Multiple works regarding convergence analysis of Markov chains have led to spectral gap decomposition formulas of the form \[ \mathrm{Gap}(S) \geq c_0 \left[\inf_z \mathrm{Gap}(Q_z)\right] \mathrm{Gap}(\bar{S}), \] where $c_0$ is a constant, $\mathrm{Gap}$ denotes the right spectral gap of a reversible Markov operator, $S$ is the Markov transition kernel (Mtk) of interest, $\bar{S}$ is an idealized or simplified version of $S$, and $\{Q_z\}$ is a collection of Mtks characterizing the differences between $S$ and $\bar{S}$. This type of relationship has been established in various contexts, including: 1. decomposition of Markov chains based on a finite cover of the state space, 2. hybrid Gibbs samplers, and 3. spectral independence and localization schemes. We show that multiple key decomposition results across these domains can be connected within a unified framework, rooted in a simple sandwich structure of $S$. Within the general framework, we establish new instances of spectral gap decomposition for hybrid hit-and-run samplers and hybrid data augmentation algorithms with two intractable conditional distributions. Additionally, we explore several other properties of the sandwich structure, and derive extensions of the spectral gap decomposition formula.

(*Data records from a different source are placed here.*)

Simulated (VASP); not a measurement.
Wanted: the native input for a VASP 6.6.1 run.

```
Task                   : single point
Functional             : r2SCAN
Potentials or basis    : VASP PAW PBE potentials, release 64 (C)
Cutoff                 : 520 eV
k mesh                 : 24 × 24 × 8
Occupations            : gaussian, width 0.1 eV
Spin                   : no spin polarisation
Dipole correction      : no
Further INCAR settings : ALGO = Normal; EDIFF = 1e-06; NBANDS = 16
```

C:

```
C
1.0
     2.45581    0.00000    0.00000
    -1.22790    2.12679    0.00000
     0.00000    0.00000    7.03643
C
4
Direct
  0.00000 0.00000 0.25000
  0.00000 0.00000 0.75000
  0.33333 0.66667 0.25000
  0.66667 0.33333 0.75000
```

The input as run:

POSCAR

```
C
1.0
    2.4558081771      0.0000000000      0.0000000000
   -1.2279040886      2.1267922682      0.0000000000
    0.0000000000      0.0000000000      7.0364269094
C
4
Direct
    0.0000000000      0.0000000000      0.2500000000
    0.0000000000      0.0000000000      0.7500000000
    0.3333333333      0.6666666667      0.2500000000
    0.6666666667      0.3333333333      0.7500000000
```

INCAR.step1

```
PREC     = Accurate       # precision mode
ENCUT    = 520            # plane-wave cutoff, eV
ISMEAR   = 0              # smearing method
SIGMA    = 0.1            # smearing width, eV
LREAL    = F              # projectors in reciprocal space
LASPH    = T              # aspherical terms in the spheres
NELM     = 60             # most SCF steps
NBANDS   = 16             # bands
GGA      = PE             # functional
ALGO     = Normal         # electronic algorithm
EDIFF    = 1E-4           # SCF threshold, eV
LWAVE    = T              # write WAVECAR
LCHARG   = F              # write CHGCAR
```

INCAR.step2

翻译：关于马尔可夫链收敛分析的诸多研究，已推导出形式为 \[ \mathrm{Gap}(S) \geq c_0 \left[\inf_z \mathrm{Gap}(Q_z)\right] \mathrm{Gap}(\bar{S}) \] 的谱隙分解公式，其中 $c_0$ 为常数，$\mathrm{Gap}$ 表示可逆马尔可夫算子的右谱隙，$S$ 是目标马尔可夫转移核（Mtk），$\bar{S}$ 是 $S$ 的理想化或简化版本，而 $\{Q_z\}$ 是描述 $S$ 与 $\bar{S}$ 差异的 Mtk 集合。此类关系已在多种情境中建立，包括：1. 基于状态空间有限覆盖的马尔可夫链分解，2. 混合吉布斯采样器，以及 3. 谱独立与局部化方案。本文证明，这些领域中多个关键分解结果可通过一个统一框架相互关联，该框架植根于 $S$ 的简单夹层结构。在此通用框架内，我们为混合命中-游走采样器以及具有两个难处理条件分布的混合数据增强算法建立了新的谱隙分解实例。此外，我们探讨了夹层结构的若干其他性质，并推导了谱隙分解公式的扩展形式。